In awe of prestigious European literary names, Samuel Goldwyn brought the Belgian Nobel Prize winner Maurice Maeterlinck, author of The Blue Bird and The Life of the Bee, to Hollywood in the 1920s and gave him carte blanche. The story goes that after reading the great man's draft screenplay, Goldwyn ran through the studio shouting: 'My God! The hero's a bee.' No doubt he would have felt differently had the hero been, as is the case with Cats & Dogs, a beagle, because since silent days the movies have had a highly profitable love affair with what we call 'man's best friend'. Cats, on the other hand, are generally viewed in films as sinister creatures that suddenly spring from dark recesses in horror flicks and are the familiars of witches.
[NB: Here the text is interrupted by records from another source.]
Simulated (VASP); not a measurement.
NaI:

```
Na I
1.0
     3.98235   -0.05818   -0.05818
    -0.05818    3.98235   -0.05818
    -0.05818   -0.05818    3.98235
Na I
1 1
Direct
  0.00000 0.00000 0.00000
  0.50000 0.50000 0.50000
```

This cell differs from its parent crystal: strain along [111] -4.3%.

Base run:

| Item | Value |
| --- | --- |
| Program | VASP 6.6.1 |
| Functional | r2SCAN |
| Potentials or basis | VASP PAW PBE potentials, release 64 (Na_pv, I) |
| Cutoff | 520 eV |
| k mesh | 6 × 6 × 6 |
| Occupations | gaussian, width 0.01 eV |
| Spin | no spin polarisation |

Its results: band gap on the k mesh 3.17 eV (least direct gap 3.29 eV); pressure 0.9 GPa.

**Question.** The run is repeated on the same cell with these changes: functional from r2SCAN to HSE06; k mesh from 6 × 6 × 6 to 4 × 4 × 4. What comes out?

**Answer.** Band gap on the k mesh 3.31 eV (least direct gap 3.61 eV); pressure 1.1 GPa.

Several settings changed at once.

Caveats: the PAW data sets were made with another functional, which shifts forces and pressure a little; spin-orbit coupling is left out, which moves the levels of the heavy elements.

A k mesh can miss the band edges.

Lawrence Guterman's amusing, inventive film features talking animals and is very much on the side of dogs in their perennial war with cats. In giving unrewarding parts and no decent lines to the humans, it subscribes to the motto of Animal Farm: 'Four legs good, two legs bad.' As in Back to the Future, Gremlins and Honey, I Shrunk the Kids, the principal adult is an eccentric freelance inventor, Professor Brody (Jeff Goldblum), whose young son is upset when the family dog disappears to be replaced by Lou, a beagle puppy. The original family dog has been kidnapped by cats because Brody is working on a cure for a canine allergy that will result in humans loving all dogs.
The scheming cats are determined to steal this discovery and transform it into a substance that will pollute the world to make dogs universally loathed. To combat them, the dogs bring in special hounds from London by Concorde and are forced to recruit the untrained beagle puppy as a trainee agent. The latter is framed by a cunning cat who plants a steaming dog turd in the Brody family's hall to get him thrown out of the house, but the pup turns up trumps.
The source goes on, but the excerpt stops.